## Rectangles

On the rectangle, we are interested in the path of a ball bouncing off the sides. As on a box, we confine our attention to paths that hit the sides at an angle of {$45^\circ$}. The behavior of billiard paths on the rectangle is well-understood. First, looking at paths starting at a corner:

If the dimensions of a rectangle are positive integers, the path from any corner must end at one of the other corners.

Let {$m,n\in\mathbb N$} be the dimensions of a rectangle. Then the length of the path from any corner is equal to {${[m,n]}$}, the least common multiple of {$m$} and {$n$}.

Let {$x,y$} be the dimensions of a rectangle. If {$\frac xy$} is irrational then the path from any corner is infinite.

Let {$m,n\in\mathbb N$} be the dimensions of a rectangle. Then the length of the path from any corner consists of {$\frac{[m,n]}m+\frac{[m,n]}n-1$} diagonal segments.

Let {$m,n\in\mathbb N$} be the dimensions of a rectangle. 1. If {$m$} has more factors of 2 than {$n$}, then the path will end at corner A.
2. If {$n$} has more factors of {$2$} than {$m$}, then the path will end at corner C.
3. If {$n$} and {$m$} have the same number of factors of 2, then the path will end at corner B.

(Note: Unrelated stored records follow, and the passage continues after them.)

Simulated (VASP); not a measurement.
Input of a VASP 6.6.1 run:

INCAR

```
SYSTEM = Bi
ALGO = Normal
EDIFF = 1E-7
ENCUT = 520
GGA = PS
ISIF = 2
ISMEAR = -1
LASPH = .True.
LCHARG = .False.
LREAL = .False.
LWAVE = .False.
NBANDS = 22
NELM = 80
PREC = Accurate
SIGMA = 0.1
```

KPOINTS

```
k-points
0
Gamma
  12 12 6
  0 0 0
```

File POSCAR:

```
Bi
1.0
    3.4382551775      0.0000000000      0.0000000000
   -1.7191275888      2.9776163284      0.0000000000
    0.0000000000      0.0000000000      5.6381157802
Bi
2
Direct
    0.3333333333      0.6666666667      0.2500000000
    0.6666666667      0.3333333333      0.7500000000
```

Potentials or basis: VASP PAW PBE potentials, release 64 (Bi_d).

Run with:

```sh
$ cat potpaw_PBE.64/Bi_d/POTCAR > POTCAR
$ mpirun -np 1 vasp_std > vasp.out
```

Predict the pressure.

Next, looking for loops, paths that don't reach corners: Let {$m,n\in\mathbb N$} be the dimensions of a rectangle. Then the number of loops on the rectangle is equal to {$(m,n)-1$}, one less than the greatest common divisor of {$m$} and {$n$}.

Corollary:

Let {$m,n\in\mathbb N$} be the dimensions of a rectangle. Then there are no loops on the rectangle if and only if {$m$} and {$n$} are relatively prime.

Billiards on more general spaces have been studied extensively. See "Billiard dynamics: An updated survey with the emphasis on open problems" by John Smillie for the current state of research.